Photo Courtesy of Donna O’Neal

Throughout the North Georgia Mountains, a day of hiking can find you encountering one or more of these gentle bent giants in our forests. As you hike through one of the twenty four top forests in our area you’ll stumble upon some of the most incredible shaped trees and wonder if they are the work of Mother Nature or did an American Indians walk these same trails 200 years ago. It is both highly possible and very likely that the tree was there marking a specific direction or possibly an area where a plant grew at its base that was used for healing.

Fairy Crosses

For many, a hike in the woods is an adventure you remember from your childhood days. It is a child’s foray into uncharted territory, a field or a wooded area close to home where they might discover an old unidentifiable bone, a creek filled with crayfish, or a cluster of butterflies on a floral bush they’ve never seen the likes of before. They come back from these walking expeditions with pockets filled with pretty leaves, unusual shaped stones and always a bird feather or two. As adults we reawaken that lust for exploration and here on these mountain trails, there seems to be one treasure that many are hunting: Fairy Crosses

The Legend of the Fairy Cross derives from the Cherokee Indians and thought to be over 2000 years old! It is said that long, long, ago fairies inhabited a certain quiet and remote region in the foothills of the Blue Ridge Mountains. The fairies roamed freely, enjoying the beauty and serenity of that enchanted place. One day, the fairies were playing in a sunny dell when an elfin courier arrived from a far-away city bearing the sad news of Christ’s death. When they heard the terrible details of the crucifixion, the fairies wept. As their tears fell to the earth, they crystallized into little stone crosses. Though the fairies have long since disappeared, the little stone crosses, known as “fairy stones,” still remain as vestiges in that enchanted spot. There was a belief among the Cherokee that the crosses had the power to reduce the owner invisible at will. In some instances, the tiny crosses were supposed to give the owner the power of diving into the ground and coming up again among the enemy to scalp and kill with unexpected terror.

The Scientific Side

Fairy crosses (aka fairy stones) are small bricks originally formed seven miles underground of the Blue Ridge Mountains. Staurolite crystals form into little tiny “bricks” that, under pressure, twist in 60 degree or 90 degree angles, forming crosses. As they push their way up to the earth’s surface, the action of wind and rain dissolve the softer surrounding stone called schist to reveal the precious cross-shaped minerals within. 

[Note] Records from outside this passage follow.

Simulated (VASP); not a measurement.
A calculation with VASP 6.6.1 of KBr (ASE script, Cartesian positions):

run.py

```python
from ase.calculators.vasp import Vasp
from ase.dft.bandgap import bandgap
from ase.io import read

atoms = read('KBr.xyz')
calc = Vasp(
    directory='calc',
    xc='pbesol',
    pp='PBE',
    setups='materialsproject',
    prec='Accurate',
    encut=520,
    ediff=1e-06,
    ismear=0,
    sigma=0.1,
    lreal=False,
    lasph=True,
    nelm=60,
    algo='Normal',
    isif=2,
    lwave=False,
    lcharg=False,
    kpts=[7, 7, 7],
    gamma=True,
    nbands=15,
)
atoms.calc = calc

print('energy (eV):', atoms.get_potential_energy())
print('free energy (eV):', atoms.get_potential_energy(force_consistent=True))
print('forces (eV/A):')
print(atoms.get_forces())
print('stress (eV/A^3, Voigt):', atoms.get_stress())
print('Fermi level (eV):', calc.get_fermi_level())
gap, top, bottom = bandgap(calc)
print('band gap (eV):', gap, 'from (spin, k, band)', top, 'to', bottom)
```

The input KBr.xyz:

The good fortune of finding fairy stones is best after a heavy rain. Dig with your hands along the soft dirt at the base of the trees. The cross stones are the same color as the dirt, so use your hands to sift the stones from the soil until you find a cross shaped stone about the size of a small marble, usually less than an inch in length. They are wonderful keepsakes when found, and can be polished and used as a lucky pocket token, or designed into a necklace, bracelet, or earrings.

Pezrok

If you haven’t had the good fortune to find a fairy stone on your hiking trip, you can still find a wonderful collection of fairy crosses at Pezrok in downtown Blue Ridge, a gallery full of artistic creations of exquisite minerals, fossils, gems and carved driftwood.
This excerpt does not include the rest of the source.